[443] in Discussion of MIT-community interests
free speech...
daemon@ATHENA.MIT.EDU (Aram Harrow)
Tue May 1 21:58:07 2001
Message-Id: <200105020157.VAA16535@mint-square.mit.edu>
To: mit-talk@MIT.EDU, yegg@alum.MIT.EDU, alsmith@MIT.EDU
From: "Aram Harrow" <aram@MIT.EDU>
Date: Tue, 01 May 2001 21:57:43 -0400
...seems to be remarkably difficult for people to think about
clearly. usually when i see the phrase on this list, it means that
the poster is about to "speak freely" without factual constraints.
1. the first amendment begins with the phrase "Congress shall make no
law..." actors that this prevents from curtailing your speech
rights include: the federal government, state and local governments
and public universities. actors that this does _not_ prevent from
restricting your speech include: corporations, private universities
and fellow members of mailing lists. one cannot argue that the ATO
members have any legal or constitutional right to free speech, only
that government has no right to abridge their speech. an extensive
discussion may be found at:
http://www.splc.org/resources/private.school/private.html
the summary is that the only relevant checks on MIT conduct come
from contract law and MIT documents like student handbooks. i
very much doubt that this will become an issue.
2. re: harassing extropians and pro-lifers. this is the very reason
that free speech is supposed to exist! rather than having the
government suppress views that we don't agree with, the marketplace
of ideas is supposed to reject them, in part by vehemently
disagreeing with them. admittedly the notion of a "marketplace of
ideas" is seriously flawed because of its inability to account for
unequal power relations (i.e. secretaries need protection from
being propositioned - their bosses don't). however, making SUV
drivers feel guilty and writing thousands of harassing letters to
apartheid south africa are what free speech is all about. if
pro-lifers can show teenage girls pictures of aborted fetuses, then
i should be able to wave around bloody coat-hangers until they have
difficulty appearing in public. and making fun of (all two of the)

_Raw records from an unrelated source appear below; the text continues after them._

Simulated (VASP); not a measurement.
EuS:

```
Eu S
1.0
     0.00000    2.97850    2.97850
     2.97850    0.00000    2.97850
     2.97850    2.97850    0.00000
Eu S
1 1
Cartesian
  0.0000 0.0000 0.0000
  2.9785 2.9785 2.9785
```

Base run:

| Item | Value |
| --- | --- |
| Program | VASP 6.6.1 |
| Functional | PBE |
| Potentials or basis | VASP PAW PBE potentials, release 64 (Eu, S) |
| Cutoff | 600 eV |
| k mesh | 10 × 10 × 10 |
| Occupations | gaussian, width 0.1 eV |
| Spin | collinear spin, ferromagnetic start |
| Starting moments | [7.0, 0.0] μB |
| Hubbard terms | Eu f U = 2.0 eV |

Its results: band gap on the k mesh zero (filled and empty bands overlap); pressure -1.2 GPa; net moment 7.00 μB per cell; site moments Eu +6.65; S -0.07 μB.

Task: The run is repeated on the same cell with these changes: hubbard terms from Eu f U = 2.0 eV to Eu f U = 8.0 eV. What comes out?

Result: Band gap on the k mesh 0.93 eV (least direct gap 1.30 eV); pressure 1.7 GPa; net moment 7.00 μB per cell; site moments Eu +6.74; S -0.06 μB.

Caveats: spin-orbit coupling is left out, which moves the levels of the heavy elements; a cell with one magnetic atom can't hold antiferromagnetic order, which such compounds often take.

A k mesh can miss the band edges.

extropians (who enjoyed academic rigor so much that they spent 7+
years here) is one of the few unifying activities that MIT has.
hmm. a little low on the MIT content. this listserv should be
moderated, so garbage like this wouldn't infringe on 333 brains.
tant pis...
-aram
p.s. i just saw this in an email:
Your use of Yahoo! Groups is subject to http://docs.yahoo.com/info/terms/
i haven't read it, but am still willing to take bets on how much that
document is affected by "free speech" or "first amendment" concerns.